Can Eds Catch Up With The Net?
At an Apr. 28 Internet and electronic-commerce trade show in New York, Susan Scrupski-Miranda, a consultant at IT Services Advisory, noticed a stark difference between the Electronic Data Systems Corp. booth and those of the other vendors. No one was visiting the EDS exhibit. "It was empty. That spoke volumes about EDS's credibility in the [market]," she says.

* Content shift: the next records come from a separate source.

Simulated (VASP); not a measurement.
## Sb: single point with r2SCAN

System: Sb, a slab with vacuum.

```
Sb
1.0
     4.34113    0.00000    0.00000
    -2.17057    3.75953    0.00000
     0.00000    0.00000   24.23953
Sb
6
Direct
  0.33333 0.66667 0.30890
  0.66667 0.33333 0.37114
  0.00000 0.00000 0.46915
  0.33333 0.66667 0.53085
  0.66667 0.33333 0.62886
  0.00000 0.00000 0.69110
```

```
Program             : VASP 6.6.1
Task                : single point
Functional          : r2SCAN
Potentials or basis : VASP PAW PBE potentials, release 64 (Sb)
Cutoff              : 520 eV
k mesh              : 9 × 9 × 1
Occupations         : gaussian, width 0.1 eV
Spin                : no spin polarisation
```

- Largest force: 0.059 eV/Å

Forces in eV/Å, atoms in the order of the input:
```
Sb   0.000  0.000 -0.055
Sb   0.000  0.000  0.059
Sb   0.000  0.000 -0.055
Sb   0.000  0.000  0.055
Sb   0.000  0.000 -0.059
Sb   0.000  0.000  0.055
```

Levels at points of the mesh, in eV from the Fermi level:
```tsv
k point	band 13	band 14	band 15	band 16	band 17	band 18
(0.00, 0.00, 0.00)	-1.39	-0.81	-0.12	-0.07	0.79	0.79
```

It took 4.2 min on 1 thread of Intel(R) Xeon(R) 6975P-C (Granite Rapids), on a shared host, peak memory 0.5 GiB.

There's no question that the onetime king of computer services has slipped. It's still a $17 billion giant, but growth has stalled, and it trails far behind IBM in the new high-margin market for technology consultants: helping companies launch E-business setups. That's where the crowds that weren't at the EDS booth have gone--and where EDS needs to be. Sure enough, on Apr. 29, in his first meeting with analysts, EDS's new chief executive, Richard H. Brown, promised big changes, including an E-commerce push. "The EDS you see one year from today will be very different from the company you know now," he said.
Creating a credible E-commerce strategy is only one of Brown's many challenges. He has plans to cut more than $1 billion in costs, improve EDS's relationship with its top customer, former parent General Motors Corp., and streamline the outsourcing business. Brown aims to grab share by boosting EDS's growth above his market's 14% to 16% annual rate--even though last year, revenues rose 11%, while net before special items fell 11%, to $840 million. In the first quarter, with a $380 million charge for a new round of layoffs, EDS had a net loss of $21 million.
DECISIVE ACTION. Even for Brown, the former Cable & Wireless PLC chief, it's an ambitious plan. But even if investors question whether EDS can pull it off, they welcome the initiative. "You've seen more action in three months down there than you've seen in the previous five years," says shareholder Kenneth G. Langone of Invemed Associates Inc.
Brown's reputation for decisive action has pushed the stock from $41 just before he was named in December to about $53. He has cut 5,200 jobs, or about 4% of the workforce, replaced more than a half-dozen top execs, axed the bottom 20% of the sales force, created a new performance-appraisal and compensation system, and dropped such perks as 2,000 executive cars.
A key part of the growth strategy is making EDS a top player in electronic commerce. To create the E-Business Solutions unit, Brown is gathering 20,000 people from seven businesses with skills spanning consulting, Web design, electronic-payment services, and call-center operations. And he vows to work more with EDS's A.T. Kearney consulting arm, though Kearney is struggling to reignite its own growth (BW--May 10). Kearney might, for instance, help a client with a Web-based supply-chain strategy, while EDS would design an electronic-procurement system and manage transaction processing.
The new chief of the $2 billion unit, Gary B. Moore, a 26-year EDS veteran, reports directly to Brown. "The world really doesn't have an appreciation for what we have here," says Moore, who recently ran manufacturing. Moore, 49, rose through the technical ranks. As head of Hitachi Data Systems, once part-owned by EDS, he doubled sales and market share from 1989 to 1992. He pegs the global market for E-business Solutions at $200 billion, with an annual growth rate of more than 20%. And, he says, "We have plans to grow a lot faster than that." Analysts say EDS is well positioned to offer one-stop E-commerce consulting, if it pulls its resources together. "It's a little late to the game, but the game is just in the first or second inning," says Howard Anderson, managing director of market researcher Yankee Group.
But can the ungainly EDS move quickly enough for the Internet world? "If you're a dot-com, would you ever go to EDS? Probably not," says Gajen Kandiah, vice-president for interactive solutions at Cambridge Technology Partners, a tech services rival. But for the first time in years, the exec running EDS has his foot on the accelerator.